Note the wording: “seems to indicate” and “may have mistakenly deployed his service pistol rather than his taser.” These are terms of speculation, carefully crafted by the legal team of Michael Rains (who made his bones as Mr. Fix-it for law enforcement low-lifes by springing the “Corcoran 8″ prison guards and the “Oakland Riders”) and junior partner Harry Stern (who chummed with Santa Clara county prosecutors to give the finger to the majority will of the jury and free Michael Kan, one of the two Palo Alto police thugs that tortured 60-year-old Albert Hopkins).
Yet this claim merely raises more questions: If the killer was negligent and had no criminal intent, why has he not cooperated with investigators? When police stop someone on the street for an interrogation, and the detained person invokes the right to silence, the disingenuous police response is always “If you’re innocent, then you should have nothing to hide.”

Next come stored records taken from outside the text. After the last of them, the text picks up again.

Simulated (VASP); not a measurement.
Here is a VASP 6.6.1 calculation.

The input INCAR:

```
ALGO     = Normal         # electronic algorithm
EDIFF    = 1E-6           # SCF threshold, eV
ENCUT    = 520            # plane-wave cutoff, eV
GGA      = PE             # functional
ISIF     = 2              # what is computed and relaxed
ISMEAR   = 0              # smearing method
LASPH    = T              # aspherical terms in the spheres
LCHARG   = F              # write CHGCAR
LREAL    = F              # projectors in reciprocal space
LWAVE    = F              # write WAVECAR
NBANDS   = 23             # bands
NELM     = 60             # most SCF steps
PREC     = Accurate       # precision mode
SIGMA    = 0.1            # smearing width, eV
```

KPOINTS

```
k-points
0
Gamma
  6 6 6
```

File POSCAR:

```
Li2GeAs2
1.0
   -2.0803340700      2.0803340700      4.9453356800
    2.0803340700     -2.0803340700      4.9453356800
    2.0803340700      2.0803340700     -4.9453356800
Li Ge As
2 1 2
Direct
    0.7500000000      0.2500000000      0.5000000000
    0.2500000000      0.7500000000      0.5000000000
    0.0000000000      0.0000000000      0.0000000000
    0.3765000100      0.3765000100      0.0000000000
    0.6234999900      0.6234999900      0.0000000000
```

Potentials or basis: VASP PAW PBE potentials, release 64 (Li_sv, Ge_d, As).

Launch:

At least one of the contradictions in the claims of the bail motion was exposed by the judge. While claiming the killer intended to use the Taser, the motion also claimed the killer acted in self-defense: “I thought he was going for a gun”. But the self-defense claim implies that the killer intended to use his pistol – not the Taser.
By now the real purpose of the Taser-confusion hoax should be obvious: to restore public confidence in police. From blogs and online comments, it seems that many who viewed the video of the murder of Oscar Grant are not familiar with the data on extrajudicial executions by U.S. police.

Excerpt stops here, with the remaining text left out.